Mostly implicit conversion is a problem when it allows code to compile (and probably do something strange) in a situation where you did something you didn't intend, and would rather the code didn't compile, but instead some conversion allows the code to compile and do something strange.
For example, iostreams have a conversion to void *. If you're bit tired and type in something like: std::cout << std::cout; it will actually compile -- and produce some worthless result -- typically something like an 8 or 16 digit hexadecimal number (8 digits on a 32-bit system, 16 digits on a 64-bit system).
At the same time, I feel obliged to point out that a lot of people seem to have gotten an almost reflexive aversion to implicit conversions of any kind. There are classes for which implicit conversions make sense. A proxy class, for example, allows conversion to one other specific type. Conversion to that type is never unexpected for a proxy, because it's just a proxy -- i.e. it's something you can (and should) think of as completely equivalent to the type for which it's a proxy -- except of course that to do any good, it has to implement some special behavior for some sort of specific situation.
For example, years ago I wrote a bounded<T> class that represents an (integer) type that always remains within a specified range. Other that refusing to be assigned a value outside the specified range, it acts exactly like the underlying intger type. It does that (largely) by providing an implicit conversion to int. Just about anything you do with it, it'll act like an int. Essentially the only exception is when you assign a value to it -- then it'll throw an exception if the value is out of range.
It's not harmful for the experienced. May be harmful for beginner or a fresher debugging other's code.
"Harmful" is a strong statement. "Not something to be used without thought" is a good one. Much of C++ is that way (though some could argue some parts of C++ are harmful...)
Anyway, the worst part of implicit conversion is that not only can it happen when you don't expect it, but unless I'm mistaken, it can chain... as long as an implicit conversion path exists between type Foo and type Bar, the compiler will find it, and convert along that path - which may have many side effects that you didn't expect.
If the only thing it gains you is not having to type a few characters, it's just not worth it. Being explicit means you know what is actually happening and won't get bit.
To expand Brian's answer, consider you have this:
class MyString
{
public:
MyString(int size)
: size(size)
{
}
// ...
};
This actually allows this code to compile:
MyString mystr;
// ...
if (mystr == 5)
// ... do something
The compiler doesn't have an operator== to compare MyString to an int, but it knows how to make a MyString out of an int, so it looks at the if statement like this:
if (mystr == MyString(5))
That's very misleading since it looks like it's comparing the string to a number. In fact this type of comparison is probably never useful, assuming the MyString(int) constructor creates an empty string. If you mark the constructor as explicit, this type of conversion is disabled. So be careful with implicit conversions - be aware of all the types of statements that it will allow.

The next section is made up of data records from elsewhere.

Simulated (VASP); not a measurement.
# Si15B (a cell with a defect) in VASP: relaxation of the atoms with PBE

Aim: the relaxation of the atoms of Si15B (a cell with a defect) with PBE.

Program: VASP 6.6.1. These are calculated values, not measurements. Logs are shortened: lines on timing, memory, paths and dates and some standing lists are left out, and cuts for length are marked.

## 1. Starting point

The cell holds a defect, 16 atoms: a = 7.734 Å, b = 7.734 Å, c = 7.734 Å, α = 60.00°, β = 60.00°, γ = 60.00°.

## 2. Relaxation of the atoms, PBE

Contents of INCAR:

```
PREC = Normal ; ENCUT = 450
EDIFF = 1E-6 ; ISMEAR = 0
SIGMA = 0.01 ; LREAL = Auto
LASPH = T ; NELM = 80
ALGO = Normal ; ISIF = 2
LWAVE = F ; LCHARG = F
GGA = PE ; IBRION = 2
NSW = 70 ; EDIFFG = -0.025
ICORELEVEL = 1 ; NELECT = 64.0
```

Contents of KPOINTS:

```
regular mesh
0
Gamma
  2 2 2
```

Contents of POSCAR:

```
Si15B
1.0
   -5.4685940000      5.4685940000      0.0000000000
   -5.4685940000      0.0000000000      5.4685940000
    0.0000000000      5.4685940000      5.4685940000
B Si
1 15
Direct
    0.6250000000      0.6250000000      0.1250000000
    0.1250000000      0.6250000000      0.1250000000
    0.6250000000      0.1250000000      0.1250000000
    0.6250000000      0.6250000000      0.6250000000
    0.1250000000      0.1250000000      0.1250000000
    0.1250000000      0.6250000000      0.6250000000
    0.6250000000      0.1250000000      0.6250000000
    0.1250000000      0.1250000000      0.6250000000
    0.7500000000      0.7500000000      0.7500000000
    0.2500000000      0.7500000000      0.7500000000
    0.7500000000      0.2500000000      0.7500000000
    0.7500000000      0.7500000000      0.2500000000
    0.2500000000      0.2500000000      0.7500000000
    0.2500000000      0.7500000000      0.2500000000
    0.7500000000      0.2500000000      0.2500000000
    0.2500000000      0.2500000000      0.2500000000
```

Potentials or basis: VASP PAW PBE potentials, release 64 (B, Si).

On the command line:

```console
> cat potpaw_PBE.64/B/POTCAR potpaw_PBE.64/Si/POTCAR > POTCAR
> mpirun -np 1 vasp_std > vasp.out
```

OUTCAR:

I use explicit as my default choice for converting (single parameter or equivalent) constructors. I'd rather have the compiler tell me immediately when I'm converting between one class and another and make the decision at that point if the conversion is appropriate or instead change my design or implementation to remove the need for the conversion completely.
Harmful is a slightly strong word for implicit conversions. It's harmful not so much for the initial implementation, but for maintenance of applications. Implicit conversions allow the compiler to silently change types, especially in parameters to yet another function call - for example automatically converting an int into some other object type. If you accidentally pass an int into that parameter the compiler will "helpfully" silently create the temporary for you, leaving you perplexed when things don't work right. Sure we can all say "oh, I'll never make that mistake", but it only takes one time debugging for hours before one starts thinking maybe having the compiler tell you about those conversions is a good idea.
We have a template conversion function intended for use with numeric datatypes. Inside it contains a construct that makes it not compile with types like pointers.
template<class To, class From>
To ConvertTo( From what )
{
assert( 2 * what == what * 2 ); // this will not compile for pointers
//skipped
}
This function compiles and works allright when a enum is passed as the second template parameter:
enum TSomeEnum {
SE_First,
SE_Second
};
TSomeEnum enumValue = SE_First;
int result = ConvertTo<int>( enumValue );
The above code compiles and runs as intended on VC++7.
How does the operation * work for enums? Is it a way to undefined behaviour?
Enums degrade to ints (old C feature) so that why this is working. I don't think it's undefined behaviour although it might be the sort of behaviour you don't want/expect.
Enums are promoted to integers for arithmetic operations.
The values of enums are always numbered up from zero (this is part of the standard), but you can specify whatever values you like. Automatic numbering then procedes incrementally from the last item you explicitly numbered.
The compiler uses the smallest integral type that contains all of the values of an enum to store it.
eg:
enum foo
{
VALUE0, /* = 0 */
VALUE1, /* = 1 */
VALUE3 = 1234,
VALUE4 /* = 1235 */
};
I think peterchen has the ideal answer, but if boost is too much for you, change your current version to:
template<class To, class From>
To ConvertTo( From what, From checkConvertableToInt = 2 )
{
}
C++ doesn't allow implicit conversions from integers to enumerations. Similarly, it's only possible to implicitly convert the null pointer constant (0) to a pointer type.
Some of the other answers refer to an enumeration being implemented as an int or being promoted to an int. This is not true. In C++, an enumeration is defined to have an underlying type that is capable of storing all values in the enumeration. The following enumeration will therefore have an underlying type of 'unsigned int' or a larger signed/unsigned integral type:
enum E {
E0
, E1=MAX_INT+1u
};
The enumeration then follows the rules for its underlying type when you use it in an operation.
Timo described why it works.
For a safer test, you could use boost::TypeTraits
Richard Corden's answer gives a good mechanism to force enums to fail in the assert, however the side effect can cause problems, as you cannot be sure the code inside the assert will always run.
This test should probably by placed in a generic function to avoid the side effects.
template<class To, class From>
To ConvertTo( From what )
{
assert( testIntegralType(what) );
}
template<class T>
void testIntegralType( T val )
{
T v1 = val;
assert( 2*v1 == 2*val );
}
enums are stored as integers, and can even be cast to integers.
The compiler probably stored your above enum as
enum TSomeEnum {
SE_First = 0,
SE_SEcond = 1
};
I'm not sure if this numbering system is part of the C/C++ standard or just how compilers do it, but I've always seen them in order.
Anyway, to answer your question, since they're stored as ints underneath, it should be able to be multiplied. Some compilers may give you a warning about type conversion though.